I don't think I've ever told this story before- but Ashtyn's birthday reminds me of it every year. When Jeff and I first got married we would talk about the kids we would have one day. We decided that we would wait a year and then start trying to have a baby. I always wanted to be a mother. I love kids and I couldn't wait to have a baby with Jeff. I remember buying a tiny pair of blue baby girl shoes and tucking them away in a drawer for my future daughter to wear. In fact I was a little obsessed with baby clothes and especially shoes. Well that year came and went and I didn't get pregnant. I didn't get pregnant the next month or the month after that either. As each month went by I became more and more depressed. I wanted a baby so badly. I started to let it consume all of my thoughts. During that year I had to go on several business trips at work- I know my boss asked me to go because I didn't have any children and everyone else did, so she thought it would be easier for me to go- which was true, but it was also a reminder that I really really wanted a baby. My best friend called me one day and told me she was pregnant with her first baby- we got married a week apart, so this news really stung. I was happy for her- but I thought it should be me. When I would feel myself starting to let the sadness creep in- I would go to my dresser drawer and take out the tiny blue shoes and hold them. I would lay on my bed and listen to Julian Lennon sing the song Believe. I would close my eyes and try to picture myself holding a tiny little girl. That song is about a couple breaking up- but the chorus was beautiful and it touched me.
"If we believed in love
We wouldn't worry about the problems of tomorrow
There'd be a strength inside of us
To last the rest of our lives
Never break away,
Never let go
We'd never break away,
Never let go"
It would make me feel peace inside- I knew we would have children one day- I knew it with all my heart. It was probably so hard on Jeff when I would cry to him every day about the baby I desired. I don't think he was in too much of a hurry to have a baby- he was right in the middle of graduate school and had two years left before graduation.

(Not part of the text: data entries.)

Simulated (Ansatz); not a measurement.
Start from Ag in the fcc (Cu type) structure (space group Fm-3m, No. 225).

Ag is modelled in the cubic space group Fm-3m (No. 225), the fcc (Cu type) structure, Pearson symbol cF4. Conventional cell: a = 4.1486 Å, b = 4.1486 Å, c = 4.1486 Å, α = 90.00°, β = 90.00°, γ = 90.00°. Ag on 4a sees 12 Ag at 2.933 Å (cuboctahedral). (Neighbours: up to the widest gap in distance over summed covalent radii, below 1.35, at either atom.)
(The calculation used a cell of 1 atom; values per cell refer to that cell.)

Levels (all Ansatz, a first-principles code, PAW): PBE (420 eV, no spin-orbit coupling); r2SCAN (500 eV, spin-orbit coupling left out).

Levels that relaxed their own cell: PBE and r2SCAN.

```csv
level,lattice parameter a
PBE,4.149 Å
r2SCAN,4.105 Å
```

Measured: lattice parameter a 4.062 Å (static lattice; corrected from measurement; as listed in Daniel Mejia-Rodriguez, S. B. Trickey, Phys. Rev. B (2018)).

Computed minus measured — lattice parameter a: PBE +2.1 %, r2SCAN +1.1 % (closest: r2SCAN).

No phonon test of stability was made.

Well exactly one year later I found out I was pregnant. I look back on that year and feel silly- especially now that I have seen so many friends and family members have to wait much much longer than a year for a baby. But back then it was my trial to go through. When Ashtyn was born it was the hardest thing in the world. I had no idea what it would be like to be a mother and it was so much different than I thought. I cried every day for months- I was so stressed out about everything. I honestly felt like I had made the biggest mistake of my life- I was not prepared to be a parent at all. I believe that is why I had to wait a bit-if I had gotten pregnant when I had wanted to I would have fallen apart- I was barely learning how to be a wife, let alone a mother. I know I tried a little harder because I had wanted this so badly. I was so naive back then. Good thing God knew better.
Being Ashtyn's mom has taught me more than any other experience in my life. She is so much stronger than me in all things. I love who she is. She makes me want to be better. So it turns out that I didn't really know what I wanted back then- but God knew what I needed and gave me her.